In retrospect, the signs pointing towards Mlada Fronta’s transformation can perhaps be identified. 2016’s Outrun was as straightforward a take on synthwave at a time when the genre was still sometimes being called, well, outrun, a move that seemed at odds with Rémy Pelleschi’s longstanding history with rhythmic noise, breaks, and other more confrontational styles. But perhaps the seed of Outrun and new LP No Trespassing was sown with 2014’s excellent Polygon and Night Run releases, which saw him working with bright and melodic electro material, often with some throwback appeal. Regardless of its origin, Pelleschi is doubling down on his synthwave turn with a down the pipe example of the style in No Trespassing.

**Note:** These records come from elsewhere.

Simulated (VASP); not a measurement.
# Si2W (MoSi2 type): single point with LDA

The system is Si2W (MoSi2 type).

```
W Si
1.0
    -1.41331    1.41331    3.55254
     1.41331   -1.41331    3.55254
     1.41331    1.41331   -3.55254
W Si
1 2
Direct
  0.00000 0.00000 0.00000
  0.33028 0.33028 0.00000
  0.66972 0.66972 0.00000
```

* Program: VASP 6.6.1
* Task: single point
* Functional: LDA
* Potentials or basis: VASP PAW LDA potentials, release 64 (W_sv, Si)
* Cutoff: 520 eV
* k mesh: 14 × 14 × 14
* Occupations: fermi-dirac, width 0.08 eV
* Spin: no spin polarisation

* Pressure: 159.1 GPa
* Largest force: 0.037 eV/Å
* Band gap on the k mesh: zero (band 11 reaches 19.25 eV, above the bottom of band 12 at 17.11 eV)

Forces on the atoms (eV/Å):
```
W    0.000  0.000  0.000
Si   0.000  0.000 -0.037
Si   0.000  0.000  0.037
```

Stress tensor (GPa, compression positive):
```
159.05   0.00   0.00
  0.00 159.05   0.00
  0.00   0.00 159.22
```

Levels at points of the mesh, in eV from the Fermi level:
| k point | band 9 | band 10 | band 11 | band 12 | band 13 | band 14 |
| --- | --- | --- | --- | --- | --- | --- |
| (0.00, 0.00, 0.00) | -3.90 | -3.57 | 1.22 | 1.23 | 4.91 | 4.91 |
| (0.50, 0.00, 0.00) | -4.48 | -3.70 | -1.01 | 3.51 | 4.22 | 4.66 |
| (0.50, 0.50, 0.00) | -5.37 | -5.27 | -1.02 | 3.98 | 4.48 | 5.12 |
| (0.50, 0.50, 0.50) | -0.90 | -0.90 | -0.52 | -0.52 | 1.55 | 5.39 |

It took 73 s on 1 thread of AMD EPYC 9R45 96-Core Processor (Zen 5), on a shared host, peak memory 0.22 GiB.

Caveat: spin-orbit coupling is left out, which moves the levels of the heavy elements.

On No Trespassing the cars and racing aesthetic of Outrun has been swapped for the vintage horror style which plenty of synthwave artists have been mining of late, and at times that look is borne out by the album’s sounds. Dense and distorted barrages of noise punctuate opener “Deathdreams” while high-speed arpeggios replicate classic Carpenter themes being fastforwarded. Later, other tracks seem like conscious homages to the likes of Goblin, with eerie organ patches weaving their way through the thumping cores which keep No Trespassing moving along at a fair clip.
Even taking those horror flourishes into account, No Trespassing stays very much within the boundaries of the increasingly familiar template of synthwave which is still adorning video game soundtracks and converting metalheads. That Pelleschi has been able to adapt to that template is perhaps interesting from a formalist perspective, but it’s somewhat disheartening when one takes into account just how much innovation he accomplished in his earlier work. It’s not just that No Trespassing starts to feel rote midway through (towards the end “The Night Hunter” finally allows some more expressive – and less consciously dark or heavy – melodies to steal the spotlight away from No Trespassing‘s otherwise hammering and overt beats) – it’s that there isn’t much to distinguish it from records being cranked out by GosT and kin, and that anonymity feels more disappointing from someone with Pelleschi’s pedigree.
Polygon showed that Pelleschi was able to pick up on contemporary trends and the retro reclaiming of earlier ones. His existing interests were blended with those new elements in a way which showed a tremendous amount of personality. While I’d hesitate to characterize his shift to synthwave as being opportunistic, it has come at the cost of his idiosyncrasies. No Trespassing is pleasant enough and easy to listen to, but I can’t help feeling as though we’re missing out on something more.